Is the iPhone the Symbol Of Our Generation?

Culture

I don't have an iPhone — and no, that's not a coy way of conspicuously preferring one of its competitors in the Android or Windows markets. I don't have a smartphone at all. My mobile device, the Samsung-something, refuses to lock correctly, freezes without warning, and has a trigger-happy touchscreen.

But it has redeeming features, too — I know when someone's trying to call me because my phone will sputter an epileptic performance and shut down. It also greets my desire to call someone by sputtering an epileptic performance and shutting down. I should also note that it is not the case that I'm over 70, nor am I a self-righteous Luddite. Up until fairly recently, you could call me an early adopter. Some devices, like the Amazon Kindle, are fixtures of my life. So I can see the appeal of an iPhone — I'm the only one in my household without one. I just never got around to it. And I've found that makes me weird among my generation.

According to the Pew Research Center's State of Mobile America project, two-thirds of millennials (Americans aged 18-34) own a smartphone. From the outside looking in, an iPhone-less existence has given me perspective on the digital lives of millennials. Don't worry, this doesn't entail the cliched wonder of extolling the hyper-connected world — we get it! We are more connected, but more significant is the way in which we're connected. After all, young folks have always been looking for a way to be in close contact with their peers, entertain themselves independently, and take ownership of their social life. Up until the latest surge in iPhone users and more broadly, consumer electronics, the connector of choice was a Ford pickup.

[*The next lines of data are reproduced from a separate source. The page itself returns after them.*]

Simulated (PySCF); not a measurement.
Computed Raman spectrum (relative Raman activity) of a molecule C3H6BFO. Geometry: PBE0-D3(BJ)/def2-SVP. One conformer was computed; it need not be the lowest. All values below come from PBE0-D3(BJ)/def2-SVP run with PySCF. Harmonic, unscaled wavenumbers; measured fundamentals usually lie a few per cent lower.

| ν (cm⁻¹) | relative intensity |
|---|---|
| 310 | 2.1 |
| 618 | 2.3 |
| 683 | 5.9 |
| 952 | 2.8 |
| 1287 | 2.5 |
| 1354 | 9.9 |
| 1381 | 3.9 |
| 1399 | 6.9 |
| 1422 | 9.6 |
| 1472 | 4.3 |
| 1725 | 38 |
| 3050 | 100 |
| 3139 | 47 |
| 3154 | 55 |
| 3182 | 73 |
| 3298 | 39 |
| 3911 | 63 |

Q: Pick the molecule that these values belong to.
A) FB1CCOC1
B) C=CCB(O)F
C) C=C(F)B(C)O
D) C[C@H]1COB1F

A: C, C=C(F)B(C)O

In their piece for The Atlantic titled "The Cheapest Generation," Derek Thompson and Jordan Weissmann write:

"In 2010, adults between the ages of 21 and 34 bought just 27 percent of all new vehicles sold in America, down from the peak of 38 percent in 1985. Miles driven are down, too. Even the proportion of teenagers with a license fell, by 28 percent, between 1998 and 2008."

The authors liken car ownership in the 1980s and 1990s to smartphone ownership today,and the function of these two devices for young people indeed have considerable overlap. Before consumer electronics were ubiquitous, connecting to friends required either a phone call or a drive over to a spot where the two or three or four of you could hang out. Smartphones take one of those connectors, the phone call, and amplifies its function to make moot the other. If you have a variety of apps and the ability to text or video chat, getting to the same physical space as your friends is less urgent. Even when you're with your friends, so too does the lure of mobile devices make their presence less urgent.

But there's another difference. Where a car might have signaled a level of success or independence beyond your peers (after all, not everyone could own a car), an iPhone is more symbolic of who your identity. Thompson and Weissmann cite a publicist to claim millennials want to be seen as "tech people." That doesn't quite seem to be the case. Sure, many of my smartphone-wielding friends are indeed techies — the type not only to download apps, but to develop them too. The vast majority of folks, though, seem to appreciate the technology without seeking the personality attribute.

If an iPhone says something about who you are, it tells others you're always moving.

The first sense in which that is the case is largely what it sounds like. To possess a smartphone means you're not tied down to a large device (like a laptop) or location. Take it from a person without one when I say that a mobile device makes you yourself more mobile. That you can work in any location, find food from anywhere, communicate on-the-go and entertain yourself likewise is big.

Second, attention becomes more mobile. With a universe of apps at your disposal, most every need imagined (and many hitherto unimagined) can be met. Sesame Street is on point here:

In this way, we become more sensitive to boredom. If you don't believe me, find any form of public transportation and look at what the plurality of folks are doing. Better still, leave your iPhone at home for the day and feel for yourself the pangs of anxiety. After you have a smartphone, it's not easy to go back to the life of waiting, with nothing to do, no app to use.

The way in which iPhones communicate a life on the move can go far beyond the phone itself. Because of the mobility imputed by smartphones, millennials no longer live within discrete stages. We don't just work at work, and we don't just play when we play. Having a device that facilitates an seamless transition between work and pleasure and public and private means our generation lives more in the continuum of these dichotomies than it does within one sphere at a time. We're always moving between them.

This is true of our future expectations as well. The 2011 survey commissioned by PWC titled "Millennials at Work" finds career paths to be on the move. In 2008, fully 75% of young workers expected to work for two to five employers in their life. Only 10% expected to work for six or more. In 2011, only 54% of young workers expect to work for two to five employers. The amount expecting to work for six or more is now up to 25%.

This is not to say the iPhone as a gadget escapes constant movement. Perhaps a metaphor for itself as a physical device, the planned obsolescence of smartphones means you can't stick with the same phone for too long. The medium is the message is the medium.

The most interesting question here is what direction the influence travels. Claiming what the iPhone says about our generation does not necessarily entail the iPhone is the cause for its symbolism. After all, I don't own a smartphone, but I'm very much emblematic of the described ethos. We have to wonder whether it's a generation of movers that generate the success of the iPhone, influencing its development through successive updates and releases to closer match the generation its serving, or whether the vision of Steve Jobs is actively shifting the lifestyle of twenty-somethings beyond the grave. It's uncertain we'll ever know for sure. Or maybe there's an app for that.